Tuesday, 7 February 2012

Nettles, Vernon Scannell

Nettles by Vernon Scannell.

Nettles is initally about parental love and a family relationship. There is a feeling of war and revenge with links to the military. The boy featured within the poem is a metaphor for the army and there is an extended metaphor of bad memories. There is a sense of protection throughout this poem and on the 11th and 12th lines, the nettles references could be replaced with soldier references.

The openning states the specific age of the boy similar to Harmonium. There is a juxtaposition between the nettles and his son. There is a very matter of fact discription which is similar to Born Yesterday. The poem explores the connotations of the word 'bed' and 'bed of nettles' which emphasises the nettles. The word 'spears' has a double meaning of weapon and flower stalk.

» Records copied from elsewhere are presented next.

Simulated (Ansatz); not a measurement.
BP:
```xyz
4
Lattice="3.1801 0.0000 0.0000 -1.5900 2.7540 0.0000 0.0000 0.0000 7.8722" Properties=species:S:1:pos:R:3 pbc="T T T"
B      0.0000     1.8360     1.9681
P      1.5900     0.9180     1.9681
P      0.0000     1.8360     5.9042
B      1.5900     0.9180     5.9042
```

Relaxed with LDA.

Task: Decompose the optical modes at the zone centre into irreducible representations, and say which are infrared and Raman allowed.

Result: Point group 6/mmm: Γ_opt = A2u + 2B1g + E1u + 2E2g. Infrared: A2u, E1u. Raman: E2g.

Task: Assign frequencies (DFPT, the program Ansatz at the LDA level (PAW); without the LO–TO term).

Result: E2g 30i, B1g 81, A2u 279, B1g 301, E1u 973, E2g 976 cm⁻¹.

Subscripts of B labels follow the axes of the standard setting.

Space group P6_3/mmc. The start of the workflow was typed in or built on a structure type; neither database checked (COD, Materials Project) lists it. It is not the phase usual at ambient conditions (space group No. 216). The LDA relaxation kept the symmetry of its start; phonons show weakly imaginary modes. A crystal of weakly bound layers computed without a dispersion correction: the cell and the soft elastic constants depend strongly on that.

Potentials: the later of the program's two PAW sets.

Personification of the nettles is used on line 3 and the regiment reference features military, archaic language. There is a sense that they are in a very sinister place and that they are hiding. There is a stark contrast with what we associate a bed with and what the bed represents in this poem. There is a shift in language as the poet removes the phrase 'my son' with the less personal article 'the boy'.

Plosive alliteration is used on line 6 and the white and tender skin mentioned relates to innocence and purity. There is a suggestion that two people are involved with the other person being a partner or mum. There is a very regular rhythm to the poem and there is a sense of pain and that can't be completely taken away from the son.

Metaphor is used to emphasise his devastation and up until this point, the nettles have been presented like they are an army themselves. He has helped his son through the devastation but there is an idea that he is preparing an attack by getting his blade ready. He sharpens the blade and the use of the conjunction 'and' is used in repition to show routine and precision to what he is doing.

The word 'slashed' uses sibilence, verb and onomatopeia to speed up the sound and to emphasise the feeling of action. There is also a sense that the father takes pride and is proud. He presents his personified enemy as very hard to beat and organised. There is a precision to what he does with military references throughout.

Personification of nature is used around line 14 and there is an idea that he can't stop his battle against nature. The end of the poem looks at a man's struggle with nature and there is a literal meaning of the poem that his son will get stung again by the nettles. There is also a sense of emotional hurt and that life is an endless battle.

There is a narrative tone to the poem with a moral tone that links with war, the military language suggests this. There is a big contrast between the physical and emotional sufferings within the poem and we get a sense of loss of power. The use of enjambment reflects the pace of battles and emotions. It also helps the poem to sound like a story.

There is continous war imagery and the ideas of anger, revenge and fustration are presented. This poem can be compared to Brothers because of the family relations and responsibility and The Manhunt because of the links to war and the care for a loved one. The use of natural imagery can be compared to Praise Song For My Mother and Born Yesterday compares due to the young child.


  1. When reading this poem I created my own interpretation but however I'm not sure if it does relate to this one. I said that Nettles was a metaphor for a memory. The nettles represent past events. The metaphor of nature connotes a realistic way of how life treats you, you experience difficult times, you recover either by yourself or with parental guidance and then you start again.

    Because of Vernon's background I think he uses war as an extended to broaden the idea of so called 'battles' that you may face in life and relatives wil not always be there to support you.

  2. This is an interesting reading. Who posted this? It is great to have as many points as possible.